Journal Article · · Astrophysical Journal
 [1];  [2]; ; ;  [3]; ;  [4];  [5];  [6];  [7];  [8]
  1. Department of Astronomy, California Institute of Technology, MC 249-17, 1200 East California Blvd., Pasadena, CA 91125 (United States)
  2. Department of Physics and Astronomy, University of Leicester, University Road, Leicester, LE1 7RH (United Kingdom)
  3. Dark Cosmology Centre, Niels Bohr Institute, University of Copenhagen, Juliane Maries Vej 30, DK-2100 København Ø (Denmark)
  4. Harvard-Smithsonian Center for Astrophysics, 60 Garden Street, Cambridge, MA 02138 (United States)
  5. US Planck Data Center, MS220-6, Pasadena, CA 91125 (United States)

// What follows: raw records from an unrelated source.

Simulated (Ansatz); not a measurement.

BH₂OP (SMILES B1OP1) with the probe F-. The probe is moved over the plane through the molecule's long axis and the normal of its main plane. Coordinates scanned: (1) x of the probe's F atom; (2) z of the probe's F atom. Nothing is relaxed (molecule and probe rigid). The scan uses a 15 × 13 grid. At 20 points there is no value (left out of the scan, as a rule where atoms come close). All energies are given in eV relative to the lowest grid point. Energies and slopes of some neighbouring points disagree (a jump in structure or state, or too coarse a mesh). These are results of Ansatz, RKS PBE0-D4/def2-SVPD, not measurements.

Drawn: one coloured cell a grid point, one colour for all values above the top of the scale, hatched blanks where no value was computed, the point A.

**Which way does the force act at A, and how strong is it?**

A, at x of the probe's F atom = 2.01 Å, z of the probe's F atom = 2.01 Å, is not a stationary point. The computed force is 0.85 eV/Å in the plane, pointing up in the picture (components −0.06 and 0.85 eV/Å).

  6. Instituto de Astrofísica de Andalucía (IAA-CSIC), Glorieta de la Astronomía s/n, E-18008, Granada (Spain)
  7. Department of Physics, University of Warwick, Coventry CV4 7AL (United Kingdom)
  8. Scottish Universities Physics Alliance, Institute for Astronomy, University of Edinburgh, Royal Observatory, Edinburgh, EH9 3HJ (United Kingdom)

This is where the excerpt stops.